So I'm following up on some of my factor score work and happened across and old question I had regarding holder or parent models for embarassingly many submodels.
I'm trying to run the same model on 500 (or some other large n) datasets with the independence flag set to TRUE. I'm doing this by creating one model per dataset, building a list of mxModels, then putting this list into a single mxModel for optimization. However, I'm spending most of my time the fourth line of this code:
singScore <- transformFactorScores(spRes, 1, "mu", "sigma", "epsilon") singScore@independent <- TRUE singSM <- replicate(un, singScore) singParScore <- mxModel("Singletons", singSM) singRes <- mxRun(singParScore)
Lines 1-3 combine for less than .40 seconds, and the optimization of all 500 models (line 5) takes 40 or 50 seconds. However, the fourth line takes 3 minutes. However, if I split the fourth and fifth lines into 5 separate models of 100 submodels each, total time drops to 70 seconds for everything, and 60ish seconds for 10 models with 50 submodels each.

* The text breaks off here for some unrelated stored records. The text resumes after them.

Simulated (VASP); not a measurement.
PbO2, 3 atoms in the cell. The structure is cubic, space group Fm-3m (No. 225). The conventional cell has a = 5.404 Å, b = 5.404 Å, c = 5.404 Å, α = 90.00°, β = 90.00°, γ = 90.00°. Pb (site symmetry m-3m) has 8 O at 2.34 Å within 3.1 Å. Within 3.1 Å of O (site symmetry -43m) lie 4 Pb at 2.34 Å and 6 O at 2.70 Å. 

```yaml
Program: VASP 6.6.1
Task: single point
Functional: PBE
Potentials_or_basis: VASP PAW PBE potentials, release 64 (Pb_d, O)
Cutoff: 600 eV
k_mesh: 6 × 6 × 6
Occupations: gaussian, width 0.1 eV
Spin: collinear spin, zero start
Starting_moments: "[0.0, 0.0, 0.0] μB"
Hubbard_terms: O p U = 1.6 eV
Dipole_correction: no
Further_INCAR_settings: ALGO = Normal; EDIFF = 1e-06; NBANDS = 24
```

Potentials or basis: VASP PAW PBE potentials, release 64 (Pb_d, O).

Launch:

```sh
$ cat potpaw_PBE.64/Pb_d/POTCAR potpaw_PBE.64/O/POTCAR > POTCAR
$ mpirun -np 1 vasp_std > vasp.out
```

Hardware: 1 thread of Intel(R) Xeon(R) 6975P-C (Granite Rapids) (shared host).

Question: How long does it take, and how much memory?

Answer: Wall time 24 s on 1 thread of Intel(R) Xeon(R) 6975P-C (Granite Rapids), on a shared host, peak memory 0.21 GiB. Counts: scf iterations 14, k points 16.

I believe this has to do with how S4 builds objects and interacts with apply statements. When I tell mxModel to add these 500 submodels, my understanding of S4 is that they are added one at a time, essentially creating holder with 1 submodel, then holder with 2, etc.
My questions are:
-is there a better way to benefit from parallelism for this approach?
-is there a smart way to determine exactly how to balance this S4 slowdown with paralellism?
-here's the feature request: is it a worthwide endeavor to allow mxRun to optimize and return a list of models? is an mxList worth the function crawl?